TECHNÈS Young Creators Award
- On 1 October 2019
Image: Screen shot of Les Zumainsby Lou Rambert Preiss (2017).
The first edition of the TECHNÈS Young Creators Award saw the submission of works making original use of technology or having technology as its theme. Some twenty short films and installations were submitted in the spring of 2018 by students and recent graduates at three universities – UNIL, Rennes, Université de Montréal – and three film schools – INIS, Fémis, Écal – which are members of the partnership. Deliberations were carried out by a jury made up of fifteen researchers and students at the above-mentioned institutions, as well as at the film archive partners of TECHNÈS. In February 2019 the TECHNÈS Award was given to Les Zumains by Lou Rambert Preiss (Écal). Honorable mentions went to Espace, Espaces! by Esther Jacopin (La Fémis) and Survivance: Témoignages de guerre by Gabriel St. Louis, Eliazer Kramer and Arnaud Guillard (Université de Montréal).
What particularly touched the jury about Les Zumainswas its sensitive and positive ideas on the immersive experience, enabling an individual on the fringes of highly normalised society to escape and “begin to live.” The director also offers a sensitive tribute to the world of video games and the cosplay community, thanks to which the character succeeds in proving himself. In the end, what emerges from this masterful fiction is a depiction of virtual reality which goes against the alarmist discourses on the age in which everything will be digital.
With respect to Espaces, Espaces!, what impressed the jury was the professionalism of the directing, the cinematography, the art direction and the acting. The way in which this quirky futuristic story is in harmony with the use of stereoscopy was also appreciated. Both the theme and its treatment, therefore, earned it recognition.

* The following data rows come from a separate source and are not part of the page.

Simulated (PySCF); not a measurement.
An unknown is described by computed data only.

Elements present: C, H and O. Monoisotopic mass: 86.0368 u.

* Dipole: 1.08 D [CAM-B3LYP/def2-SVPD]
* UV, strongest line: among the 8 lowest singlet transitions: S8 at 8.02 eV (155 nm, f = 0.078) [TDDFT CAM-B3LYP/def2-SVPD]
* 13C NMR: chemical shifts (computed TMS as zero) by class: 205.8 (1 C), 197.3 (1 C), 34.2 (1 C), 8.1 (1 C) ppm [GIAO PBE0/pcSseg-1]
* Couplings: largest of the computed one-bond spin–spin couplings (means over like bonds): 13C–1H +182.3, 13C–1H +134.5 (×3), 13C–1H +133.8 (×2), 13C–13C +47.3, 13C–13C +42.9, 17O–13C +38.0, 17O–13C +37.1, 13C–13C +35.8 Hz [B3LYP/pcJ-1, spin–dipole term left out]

Finally, in the case of the interactive installation Survivance: Témoignage de guerre, what struck the jury were the subtlety of the sound editing and the spatialisation of the sound. This installation demonstrated great finesse not only in its mastery of the technical tools employed, but also on the level of its ideas, principally concerned with the physical and psychological effects of war.